Mallory v. Norfolk Southern Railway Company and the Potential Rise of Consent-Based Jurisdiction

A case before the Supreme Court could drastically change the exposure of corporations to suits in inconvenient forums. Mallory v. Norfolk Southern Railway Company concerns certain Pennsylvanian statutes requiring business entities to submit to general jurisdiction when registering to do business in the state.1 While Pennsylvania is the only state with such a statutory scheme, with Supreme Court approval, similar legislation will likely be proposed in other states.2

The central issue in Mallory is whether the relevant Pennsylvania statutes run afoul of the 14th Amendment Due Process Clause.3 On the case’s path up to the Supreme Court, the trial court and the Supreme Court of Pennsylvania answered this question in the affirmative.4

Originally, individuals were only subject to jurisdiction where they resided, and corporate entities were only subject to jurisdiction where they were incorporated.5 Individuals were (and still are) also subject to jurisdiction when they are served within the forum state.6

This changed with International Shoe Co. v. Washington, where the Court moved away from its previous approach to personal jurisdiction.7 The Court in International Shoe found that persons, both actual and legal, may be subject to jurisdiction outside of their home state when they had minimum contacts with the forum state and such contacts were related to the cause of action.8 This would come to be known as “specific jurisdiction.” International Shoe further held that the Due Process Clause requires a finding of jurisdiction over a defendant to “not offend traditional notions of fair play and substantial justice[,]” so that defendants are not subject to jurisdiction in forums to which  they have little relation.9 International Shoe also posited that a corporation would be subject to personal jurisdiction in places where it had “continuous and systematic” contacts regardless of whether its contacts related to the cause of action.10 This form of jurisdiction is now known as “general jurisdiction.”
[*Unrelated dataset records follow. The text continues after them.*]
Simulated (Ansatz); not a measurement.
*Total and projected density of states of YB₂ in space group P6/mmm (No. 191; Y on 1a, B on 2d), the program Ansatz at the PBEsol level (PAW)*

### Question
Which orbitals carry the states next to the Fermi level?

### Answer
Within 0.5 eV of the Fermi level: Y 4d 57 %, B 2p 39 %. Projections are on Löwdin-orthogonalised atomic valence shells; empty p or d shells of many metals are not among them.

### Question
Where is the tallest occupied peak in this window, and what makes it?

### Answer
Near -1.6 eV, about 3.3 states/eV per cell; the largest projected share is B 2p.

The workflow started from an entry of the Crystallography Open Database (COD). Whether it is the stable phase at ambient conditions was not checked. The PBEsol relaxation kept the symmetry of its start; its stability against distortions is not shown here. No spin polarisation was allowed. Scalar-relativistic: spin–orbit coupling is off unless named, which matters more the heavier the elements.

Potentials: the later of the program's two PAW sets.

Later case law from the Supreme Court, however, narrowed the “continuous and systematic” avenue for establishing personal jurisdiction.11 Now, personal jurisdiction may only be established where a corporation is incorporated, where its principal place of business is located, where it is essentially “at home”, or where the cause of action arose out of the corporations contact with the forum state.12 Upholding the Pennsylvania law would, therefore, be a marked departure from the Court’s recent jurisprudence on personal jurisdiction over corporations. 

During oral argument in Mallory, several of the Justices seemed skeptical that the Pennsylvania statute could survive in light of the Due Process Clause’s protection of a legal person’s liberty from being sued in forums where they have little contact, as established in International Shoe.13 While the petitioner argued that the Court has approved of similar statutory schemes, Justice Roberts noted that such schemes were upheld pre-International Shoe.14 Another obstacle for the petitioner is that the scheme may violate the Dormant Commerce Clause, as the law conditions access to commerce within the state on consenting to general jurisdiction. One could readily argue that this would unduly burden interstate commerce.15

On the other hand, Justice Gorsuch seemed to suggest an approach that would subject corporations to jurisdiction wherever they are served, a form of personal jurisdiction previously reserved only for individuals.16 This would transform statutes found in all states that require a corporation to designate a registered agent for service of process into something akin to Pennsylvania’s scheme; corporations would be subject to jurisdiction under any circumstance in the state where they are served.17

Based on the questions posed during oral argument, Justice Sotomayor, Justice Gorsuch, and Justice Jackson appear to believe that International Shoe does not foreclose this form of consent-based jurisdiction, while Chief Justice Roberts, Justice Alito, Justice Kavanaugh, and Justice Kagan appear to hold the opposite view. Justice Thomas’s questions were focused mostly on whether the railroad could have consented to jurisdiction through its registration in Pennsylvania. Similarly, Justice Barret’s questions focused on whether a corporation being forced to consent to general jurisdiction to do business is being coerced to give up a constitutional right. 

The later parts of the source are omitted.